How to code quadratic form both naively and efficiently

Question

I'm trying to code a quadratic form Z'(S)^{-1} Z

The code is as below

z <- matrix(rnorm(200 * 100), 200, 100)
S <- cov(z)
quad.naive <- function(z, S) {
        Sinv <- solve(S)
        rowSums((z %*% Sinv) * z) 
}

However, I'm not sure I understand thoroughly the last line of the function

rowSums((z %*% Sinv) * z)

Because naively, we should just type exactly the same as the mathematical formula which is

t(Z) %*% Sinv %*% Z

So, anyone can explain why is the row sums form the same as the naive mathematical form, esp. why after two metrics (z, and Sin) multiplication, it use a element-wise multiply symbol * to times Z, rather than use %*%.

(z %*% Sinv) * z

Maurits Evers · Answer 1 · 2020-01-16T22:40:44.640

3

The following is a bit too long for a comment.

"I'm trying to code a quadratic form Z'(S)^{-1} Z" I don't think the quadratic form is correct.

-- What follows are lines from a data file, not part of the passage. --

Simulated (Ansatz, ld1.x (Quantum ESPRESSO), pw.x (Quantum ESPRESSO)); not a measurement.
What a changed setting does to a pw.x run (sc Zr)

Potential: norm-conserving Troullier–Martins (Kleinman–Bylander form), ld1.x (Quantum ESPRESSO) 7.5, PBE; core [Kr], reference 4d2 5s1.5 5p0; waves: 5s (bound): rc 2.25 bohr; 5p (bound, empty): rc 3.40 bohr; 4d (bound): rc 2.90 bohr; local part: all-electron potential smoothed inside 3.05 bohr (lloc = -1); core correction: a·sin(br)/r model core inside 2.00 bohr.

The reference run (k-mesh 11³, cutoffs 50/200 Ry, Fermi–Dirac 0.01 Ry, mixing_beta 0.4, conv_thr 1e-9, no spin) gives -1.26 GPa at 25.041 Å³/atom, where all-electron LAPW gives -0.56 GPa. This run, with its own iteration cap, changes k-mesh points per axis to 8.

Assume Z is a m x n matrix. Then:

S = cov(Z) is a n x n matrix
S^-1 is a n x n matrix
t(Z) is a n x m matrix

So Z' S^-1 Z (in R: t(Z) %*% solve(S) %*% Z) would mean multiplying matrices with the following dimensions

(n x m) (n x m) (m x n)

which obviously won't work.

Perhaps you meant Z %*% solve(S) %*% t(Z) which returns a m x m matrix, the diagonal of which is the same as rowSums(Z %*% Sinv * Z).

More fundamentally: Shouldn't the quadratic form be a scalar? Or are you talking about a different quadratic form?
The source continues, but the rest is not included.